Closed the-redback closed 4 years ago
@the-redback it's a known issue and images are not being rendered by MHTML. For now you can inspect element and you will see image url in it that you can open manually. Meanwhile we will try to fix it.
Idea to fix this issue is to get SVG images, convert them to data URL and then use img instead of svg.
var svgElement = document.getElementById('svgId');
// Create your own image
var img = document.createElement('img');
// Serialize the svg to string
var svgString = new XMLSerializer().serializeToString(svgElement);
// Remove any characters outside the Latin1 range
var decoded = unescape(encodeURIComponent(svgString));
// Now we can use btoa to convert the svg to base64
var base64 = btoa(decoded);
var imgSource = `data:image/svg+xml;base64,${base64}\`;
img.setAttribute('src', imgSource);
at the end just replace that svg with img.

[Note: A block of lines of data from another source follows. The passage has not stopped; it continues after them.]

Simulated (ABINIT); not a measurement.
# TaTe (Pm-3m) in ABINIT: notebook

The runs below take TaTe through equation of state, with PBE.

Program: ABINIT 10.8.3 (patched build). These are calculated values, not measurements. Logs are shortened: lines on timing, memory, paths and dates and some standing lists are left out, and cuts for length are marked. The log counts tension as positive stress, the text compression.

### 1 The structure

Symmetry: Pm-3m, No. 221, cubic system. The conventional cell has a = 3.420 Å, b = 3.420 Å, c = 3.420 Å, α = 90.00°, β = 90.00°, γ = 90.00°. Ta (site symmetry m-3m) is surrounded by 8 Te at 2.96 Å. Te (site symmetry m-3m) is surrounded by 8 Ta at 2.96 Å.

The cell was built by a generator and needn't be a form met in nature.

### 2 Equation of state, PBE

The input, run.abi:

I want to point another issue with pdf saves. While unfolding the slide, most of the images saved as blank in pdf. After investigation, I found that pages are considered done before the new images load. So, it stays blank. Although I workaround adding a sleep time before saving the pdf, it is a hacky solution that doesn't guarantee that images are loaded and also waits for every page without considering if there is any slide or not. I hope you guys can come up with a better solution.
Thanks again. <3
As images are lazy loading in nature. A simple solution would be to click and then smooth scroll to element, which will ensure the images are loaded. But in that case it will mess up with the code blocks as monaco editor will load and that will create issue with rendering of code blocks. I have a script that blocks it but need to check. Does it work fine with MHTML?
Last time I checked, It was also blank in MHTML. But, I am not sure if it due to lazy loading or svg problem.
BTW, I have no knowledge of JS or nodejs. Never tried hello world printing either. :D I want to know, is there any way to add waiting time in this block? https://github.com/shihabmridha/educative.io-downloader/blob/b048bf19e75328896fb5221bc737929e1ab629a5/src/download.ts#L150-L153
I have used few solutions from online which doesn't work. Also, is there any way to waitfornavigation after element.click()
?
@shihabmridha for reference we need help from here - https://stackoverflow.com/a/46639473
@the-redback you can use this after element.click();
//Scrolling to the element clicked
element.scrollIntoView({behavior: "smooth"});
//Wait for 1000ms
await new Promise(function(resolve) {setTimeout(resolve, 1000);});
@the-redback, FYI: Any function you pass to page.evaluate(cb, arg)
(for example our pageEvaluation()
) gets executed in browser not in our script/node process. So, if you write console.log
to see whats going on inside that block you will not see anything in the console.
What I am trying to say is, any code you write in there you need to make sure it runs in chrome. I don't know client-side JavaScript that much so I have no idea how to wait for network call to resolve. We can not use any puppeteer feature there.
@devKshitijJain your code to wait for 1000ms might not work in this case because, you can only await
a function inside an async
function. In our case pageEvaluation
is not an async function.
So, instead of this: https://github.com/shihabmridha/educative.io-downloader/blob/b048bf19e75328896fb5221bc737929e1ab629a5/src/download.ts#L84
you @the-redback can try this: _const languages = await page.evaluate(`pageEvaluation`, { SAVE_AS, SAVE_LESSONAS });
and on line 147 add async
keyword infront of the function.
async function pageEvaluation({ SAVE_AS, SAVE_LESSON_AS }) { ... }
THIS IS MY THEORY. Did not test it!
@devKshitijJain, I like the idea of converting svg to base64 and replace the link by the base64 code and then save the page.
@shihabmridha there are still some pieces left to figure out because data URL is also an SVG image. We need to convert it to PNG and then use that.
@shihabmridha that's true when we add await
in any function we need to make that function async
So I tried it and even after converting it to image, same problem persists. Need some help to fix this.
@the-redback @shihabmridha after brainstorming for like 5 days, working for like 10 crazy hours last night and trying almost hundreds of solutions, finally fixed the issue :)
Fixed
Thanks for this useful tool.
As the title says, while downloading a course, the mhtml fails to show an image (possibly svg+xml), but the pdf works fine.
I ran in headless=false mode, the image load successfully. But, after downloading, it was blank in mhtml file.
This is an example page, https://www.educative.io/courses/advanced-kubernetes-techniques/3YzvvGX3RxA
Thanks.